After a short break from the coalface I'm beginning to think that the Scottish Labour party should be left alone to pick over the bones of its staggering defeat in the Scottish election.
Before leaving the subject I'd point anyone interested to the submission by Tom Harris MP, which he has published on his own site.
All I'd add, once again, is that Labour's problems are not uniquely Caledonian. The party faces the same task of reforming itself at a UK level too.
Peter Hain has started that process on the Love Labour, Change Labour website today.
Here's how the suggestions Tom Harris makes were sent to The Daily Record:
The next leader of the Scottish Labour party should be elected by ordinary members, with MSPs and MPs taking a back seat.
The "one member, one vote" idea has been proposed by Glasgow South MP Tom Harris who is urging fellow Westminster MPs not to use their disproportionate influence when choosing a new Scottish leader.
Harris is the first Westminster MP to back a call by former First Minister Jack McConnell for Scottish Labour MPs to voluntarily give up their vote in the contest.
The move is an attempt to stop the nationalist jibe that the Scottish leader is chosen by "London Labour" and ease the tension between Labour’s Westminster MPs and Holyrood MSPs.
In his submission to the party review of its devastating defeat by the SNP Harris also recommends that the new leader be in charge of the whole party in Scotland, and not just the Labour MSPs at Holyrood.
This would make Scottish Labour stand alone from the UK party - an idea that echoes a call made yesterday by party elder statesman Henry McLeish, who preceded McConnell as First Minister.
McLeish said Scottish Labour had to have its own brand and identity and should be taking on the SNP by developing policies that are "embracing pride and patriotism and wrapping them in the Saltire".

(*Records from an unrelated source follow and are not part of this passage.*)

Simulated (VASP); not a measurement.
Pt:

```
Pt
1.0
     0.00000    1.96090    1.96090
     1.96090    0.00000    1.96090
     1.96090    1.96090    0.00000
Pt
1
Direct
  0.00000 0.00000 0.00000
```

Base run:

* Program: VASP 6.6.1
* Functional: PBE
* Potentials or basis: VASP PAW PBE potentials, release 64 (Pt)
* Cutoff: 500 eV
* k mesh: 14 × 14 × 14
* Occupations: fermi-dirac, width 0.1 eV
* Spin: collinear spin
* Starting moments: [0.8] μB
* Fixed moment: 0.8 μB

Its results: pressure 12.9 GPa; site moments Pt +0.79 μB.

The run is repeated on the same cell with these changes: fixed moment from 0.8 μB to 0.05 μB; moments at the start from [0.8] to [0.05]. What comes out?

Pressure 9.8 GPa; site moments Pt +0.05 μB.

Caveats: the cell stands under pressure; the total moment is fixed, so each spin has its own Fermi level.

Harris recommends that to keep the link with the UK’s "team Labour" that the Scottish deputy leader be a Westminster MP rather than an MSP.
The Scottish leader is currently chosen from votes in three "electoral colleges" - one for ordinary members, a second for trade unions, and a third made up of MPs and MSPs.
As there more Scottish Labour MPS (40) than MSPs (37) the Westminster contingent wield more power.
Harris argues that the electoral college be abolished and replaced by a simple one member, one vote election.
Harris said: "This would bring Labour into line with every other mainstream party and would give ordinary members influence beyond what they have had until now. MPs and MSPs would have a vote of the same value as every other member, as would any trade union member who is a member of the Labour Party."
A root and branch review of the Scottish Labour party is to be carried out by Jim Murphy MP and Sarah Boyack MSP over the summer.
Harris said that the review has to focus on voters and on Labour’s own vision for a devolved Scotland.
He said: "We need to stop seeing devolution in terms of its effects on politics and the political parties, and instead embrace it as mechanism for benefiting the people of Scotland.
"We need to stop defining ourselves against the SNP and start defining ourselves, once more, as the people’s party."